I first participated in NaNoWriMo in 2010. Earlier that year, some amorphous something had happened to me, and suddenly I was prolific: full of words, full of ideas, never enough time to get them down. I’d heard of this NaNo thing, and it always sounded too hard, but this time I figured why not? It’s not an actual contest; it’s a big, online group activity. Worst case, I’d fail and have fun.
When I won, it was an enormous confidence boost. The only other novel-length thing I’d finished was a piece of fanfic written in the early 1990s. I’d written a few short stories, but generally wrote vignettes, little character bits, small events and bits of setting. I’d never spun a fully original novel before.
My 2010 novel didn’t go anywhere. In 2011, though, I wrote ALIBI, which became DEAD HOUR, which became half of THE COLD BETWEEN. In 2012, I wrote ANTISTAR, which became the other half of THE COLD BETWEEN. 2013, 2014, and 2015 became THE COLD BETWEEN (finished), REMNANTS OF TRUST, and BREACH OF CONTAINMENT. (In some combination. To be honest, I don’t remember all that well.)
2016 was Book 4. And 2017. And now 2018.
Why this is my third take on this book:
- In September of 2016, about 6 weeks before NaNoWriMo, I was told my book sales were awful and I needed to stop writing the series. (No, REMNANTS hadn’t even been released yet. Welcome to publishing.) (Also worth mentioning that I received the opposite advice that December, although I was strongly urged to write a non-series book first.)
- In October of 2017, less than a month before NaNoWriMo, I was told I lacked the ability to advance my career. (Fuck that. I wrote anyway. But not nearly as well as I might have otherwise.)
Of 2017 in particular, I think it’s fair to say I was not in a terrific mental space. Everything I’d always loved about writing had been systematically stripped away from me. I kept doing it because writing is just the thing I do.
I’m still doing it because writing is just the thing I do.
There are a lot of decisions I’d make differently if I could transfer my current knowledge to my earlier self. I have no idea if anything would have changed. Most of those decisions have to do with standing up for myself, so I have to believe I’d at least be in a better place mentally.
But since time travel isn’t a thing, I am here in November 2018, writing Book 4 again.

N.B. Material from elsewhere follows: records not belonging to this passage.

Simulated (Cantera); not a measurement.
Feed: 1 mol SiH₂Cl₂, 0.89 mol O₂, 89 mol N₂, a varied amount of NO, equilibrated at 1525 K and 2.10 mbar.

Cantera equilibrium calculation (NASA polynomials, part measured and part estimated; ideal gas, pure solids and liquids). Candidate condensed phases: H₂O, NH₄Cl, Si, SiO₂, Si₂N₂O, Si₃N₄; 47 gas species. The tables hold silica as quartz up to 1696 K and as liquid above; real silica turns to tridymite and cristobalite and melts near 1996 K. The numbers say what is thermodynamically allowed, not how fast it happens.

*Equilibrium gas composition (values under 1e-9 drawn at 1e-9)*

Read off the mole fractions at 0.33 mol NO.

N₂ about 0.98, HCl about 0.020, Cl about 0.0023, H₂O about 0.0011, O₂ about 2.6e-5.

It’s bringing back memories–a lot of them bad. But it’s also bringing me back to my people, my universe, my world that feels so familiar to me. My world isn’t done with me, so I’m not done with it. (I’m still figuring out who Greg gets to punch in this one. He would’ve punched Herrod in the last one but, well, you know.)
Books percolate in the back of my head. I can’t outline anything–or rather, my first draft is my outline. I pour the book out onto the table, and only then, when I can see the mushy, amorphous whole, can I start properly shaping it. In 2016 and 2017, I poured out about half of Book 4 (including an ending, which is generally the most important thing for me to know about a story). But while I was working on the non-series book, Book 4 kept percolating, and now I have a bunch of different subplots.
So this year, I’m starting over. I have the first six chapters outlined, which is great, since I’m already on Chapter 9. 🙂 I may have too many subplots. I may be de-emphasizing the bits that are the most important. No worries; I’ll know that by the time I’m done, and I’ll revise. This is how I write books. This is how I’ve always written books. (It’s also why I’ll never be one of those super-successful authors who manages 6-8 books a year. Oh, well.)
As for my mental health…well, it goes back and forth. It’s a good thing I’m leaving the non-series book for a month, because it sustained a bit of a blow in October, and I still need to muster the energy to find it a home. It’s a good thing I’m getting back to Greg and Elena and Jessica and all the new characters, because they’ve been having conversations in the back of my head for years now, and stuff’s starting to overflow. (Greg keeps me steady. Don’t know why. He’s a volatile person who does’t understand himself at all but understands other people extremely well. Perhaps he simply knows me well enough to keep me going.)
Flashbacks are inevitable. But that’s the beauty of NaNoWriMo: your job is to write. On a good day? Write. On a bad day? Write. When you don’t know what to write? Write. When you think your writing is awful? Write. Flashbacks? Write, dammit. All writers struggle. Write anyway.
In the last eight Novembers, I’ve written good words and bad words. I’ve written trite characters, and whole people who still live in my head. I’ve written inconsistent worlds, and vivid, alien ones. And every single year I’ve hit 50,000 words.
I have no idea how this November is going to go. But one way or another, I’ll win.